17

The following code is not putting all the elements in the destination list after finishing parallel process. Is there any reason for this?

public static void main(String[] args) {

    List<Integer> source =new ArrayList<>();
    List<Integer> destination = new ArrayList<>();
    IntStream.range(0, 10000).forEach(element ->{
        source.add(element);
    });

    //System.out.println(source.size());

    source.parallelStream().forEach(c->{
        destination.add(c);
    });

    System.out.println("Source Size:"+source.size());
    System.out.println("destination size:"+destination.size());
}

Output: Source Size:10000 destination size:4343

Stefan Zobel
  • 3,182
  • 7
  • 28
  • 38
Prabhu Kvn
  • 167
  • 1
  • 1
  • 4
  • 2
    This is an interesting read--> [Why is shared mutability bad?](https://stackoverflow.com/questions/44219903/why-is-shared-mutability-bad/44220017#44220017) – Ousmane D. Feb 06 '20 at 13:10
  • This has clear explanation https://stackoverflow.com/questions/3589308/arraylist-and-multithreading-in-java – Ryuzaki L Feb 06 '20 at 13:38

4 Answers4

11

Because ArrayList is not a thread-safe collection. Using a thread-safe collection like CopyOnWriteArrayList would make it correct but not necessarily efficient.

Using a Collector instead would be much simpler and correct. e.g.

source.parallelStream().collect(Collectors.toList())
Naman
  • 27,789
  • 26
  • 218
  • 353
Sleiman Jneidi
  • 22,907
  • 14
  • 56
  • 77
5

The forEach operation of the parallel stream is adding elements to an un-synchronized Collection (an ArrayList) from multiple threads. Therefore, the operation is not thread safe, and has unexpected results.

Using forEachOrdered() instead of forEach() will ensure all the elements of the source List are added to the destination List.

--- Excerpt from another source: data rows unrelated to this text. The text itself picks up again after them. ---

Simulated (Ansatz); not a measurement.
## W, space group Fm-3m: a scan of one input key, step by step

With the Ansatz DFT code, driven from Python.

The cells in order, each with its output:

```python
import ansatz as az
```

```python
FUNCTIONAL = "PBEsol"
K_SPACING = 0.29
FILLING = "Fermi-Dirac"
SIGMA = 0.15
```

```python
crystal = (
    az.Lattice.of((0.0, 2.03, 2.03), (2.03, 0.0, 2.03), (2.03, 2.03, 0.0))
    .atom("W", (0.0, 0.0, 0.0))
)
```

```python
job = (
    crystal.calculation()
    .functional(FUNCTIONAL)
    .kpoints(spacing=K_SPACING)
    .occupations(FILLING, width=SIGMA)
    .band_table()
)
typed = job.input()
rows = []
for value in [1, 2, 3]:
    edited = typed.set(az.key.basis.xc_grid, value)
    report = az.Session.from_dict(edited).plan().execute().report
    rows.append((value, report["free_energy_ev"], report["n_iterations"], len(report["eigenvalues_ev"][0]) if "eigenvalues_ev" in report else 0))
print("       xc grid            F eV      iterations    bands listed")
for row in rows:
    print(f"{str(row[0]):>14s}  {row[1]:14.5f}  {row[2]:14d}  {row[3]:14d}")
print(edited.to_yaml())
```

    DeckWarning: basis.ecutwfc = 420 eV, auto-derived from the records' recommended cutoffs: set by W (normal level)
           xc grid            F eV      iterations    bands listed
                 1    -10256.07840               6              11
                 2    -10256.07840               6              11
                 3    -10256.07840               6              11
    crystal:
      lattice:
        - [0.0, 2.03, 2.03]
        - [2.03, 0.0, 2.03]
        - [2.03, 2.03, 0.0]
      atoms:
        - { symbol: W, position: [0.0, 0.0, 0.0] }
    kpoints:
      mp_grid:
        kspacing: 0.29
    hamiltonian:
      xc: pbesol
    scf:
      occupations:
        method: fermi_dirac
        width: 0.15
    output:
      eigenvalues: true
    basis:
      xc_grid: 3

However, as mentioned in the other answer, using collect(Collectors.toList()) is the correct way to produce an output List from a Stream.

Eran
  • 387,369
  • 54
  • 702
  • 768
  • 3
    `forEachOrdered` only guarantees that elements are processed in the same encounter order. It doesn't guarantee thread safety – fps Feb 06 '20 at 13:05
  • 2
    @FedericoPeraltaSchaffner well, I tried it, and it worked. And the Javadoc says that "Performing the action for one element happens-before performing the action for subsequent elements", so in the scenario described in this question, the current element of the Stream will be added to the output List before any subsequent elements are added. – Eran Feb 06 '20 at 13:09
  • 3
    @FedericoPeraltaSchaffner you can’t perform actions in-order and parallel at the same time. While elements may be provided by arbitrary calling threads, they must use a synchronization mechanism. The phrase “*Performing the action for one element happens-before performing the action for subsequent elements*” implies that you *can* use it for filling a data structure like an `ArrayList`. So while not recommended, it works. Using `ThreadLocal` or such alike wouldn’t work… – Holger Feb 06 '20 at 18:09
  • @Holger Thanks for the clarification – fps Feb 06 '20 at 19:22
0

Because you should use concurrent version of the destination list. You have several options to choose, i.e.:

CopyOnWriteArrayList<Integer> destination  = new CopyOnWriteArrayList<>();

It is expensive to modify this list because it makes a copy of the underlying array with every modification but fast when reading the list.

Collections.synchronizedList(destination);

Every method is synchronized so it will be thread safe

Planck Constant
  • 1,406
  • 1
  • 17
  • 19
0

Because you are creating more than one thread and your collection is not thread safe, you may have to deal with issues like ArrayIndexOutofbound Exception or your data will not be stored properly. Create a thread safe list and then you can add values.

The below code will solve your issue.

List<Integer> destination = Collections.synchronizedList(new ArrayList<>());

Full code:

public static void main(String args[]) {
        List<Integer> source =new ArrayList<>();
        List<Integer> destination = Collections.synchronizedList(new ArrayList<>());
        IntStream.range(0, 10000).forEach(element ->{
            source.add(element);
        });

        //System.out.println(source.size());

        source.parallelStream().forEach(c->{
            destination.add(c);
        });

        System.out.println("Source Size:"+source.size());
        System.out.println("destination size:"+destination.size());
    }